The LEGO scales I work in

Published .

I like designing LEGO models of spaceships, mecha, and the various structures which accompany them. Over time I've begun to standardize on a scale that works for me, primarily driven by the Mobile Frame Zero games and Micropolis, and ended up making enough models that it's about time for me to write down the details so I can make sure I'm remaining consistent to myself. Generally, I work in 7p and pico scale, but let's talk about a bunch of options.

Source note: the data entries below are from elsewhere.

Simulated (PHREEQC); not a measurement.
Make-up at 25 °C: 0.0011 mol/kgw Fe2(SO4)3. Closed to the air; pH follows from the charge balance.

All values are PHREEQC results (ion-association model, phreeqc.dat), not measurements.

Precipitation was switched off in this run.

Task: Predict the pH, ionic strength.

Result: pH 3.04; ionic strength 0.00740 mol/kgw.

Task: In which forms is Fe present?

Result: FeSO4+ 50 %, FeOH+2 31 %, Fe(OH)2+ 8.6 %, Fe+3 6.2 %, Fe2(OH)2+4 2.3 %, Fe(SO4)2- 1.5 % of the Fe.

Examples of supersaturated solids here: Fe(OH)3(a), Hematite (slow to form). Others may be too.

Some very quick LEGO math:

1b (brick) height = 3p (plates) height
2s (studs) width = 5p height

12p, "Minifig" scale

A standard LEGO minifig

A LEGO minifig is 12 plates (4 bricks) tall and obviously compatible with all the standard LEGO parts. It's a great scale, but I get bored with filling a model full of plain, undecorated bricks just to rough out the shape so I can add details on top, so I don't make much of this.

7p scale

A figure made of 1p head, 3p body, 3p legs

This is my favorite scale for mecha. It's small enough that every piece matters and it encourages me to broaden my library and reuse parts in new ways, but gives me enough room to add flourishes. A mecha is usually around 20p tall because I like to put an actual pilot's compartment into it. Something in the hardsuit realm might be only 10p tall.

6p, "Microfig" scale

A standard LEGO microfig

I love the miniature (microature?) LEGO board games that microfigs came from, but they're just worse minifigs. 7p is cheaper, more expressive, and they make it easier to build for headroom. 6p is not useful to me.

5p scale

A figure made of 1p head, 1p body, 3p legs

It is weird how much one plate can change things, though. Where 6p is a waste of time, 5p is a great scale for all the same reasons as 7p. I like building in 5p when I'm making a "full size" ship and want to add an internal layout to the model because 1x1 tiles have all kinds of screens and controls that fit the scale of 5p.

3p scale

A figure made of 1p head, 1p body, 1p legs

For large buildings where I still want detail, 3p can be a good way to maintain a workable model size. LEGO also makes a nanofig that is roughly 3p tall, but I don't like them for the same limited variation reasons as the microfig.

1p, "Nano" scale

A figure made of a 1x1 round plate A small ship on an 8x8 plate A medium ship on an 8x16 plate A large ship on a 16x16 plate

When I'm making spaceships I like to work in a scale where a figure takes a single 1p space. It's less accurate at these scales, so maybe 1p can fit one or two figures, and some figures might have a second plate if they're important, but it helps me visualize things by imagining 1p as the personal space of a person.

This is really where baseplate scales start to become effective, as well. An 8x8 plate is enough room for a small ship like a cargo hauler, an 8x16 plate can hold a medium ship with more range and equipment, and a 16x16 plate is sized for a large ship (or a small space station).

If we're talking about terrestrial models, 8x8 holds a small building or a large tree, 8x16 is enough to represent a clearing or a suburban lot, and 16x16 is a good size for a store or an industrial building.

Microcity, "Pico" scale

For really big ships, or when there's going to be a lot of them around, I switch to a pico scale where 1p holds a group of people.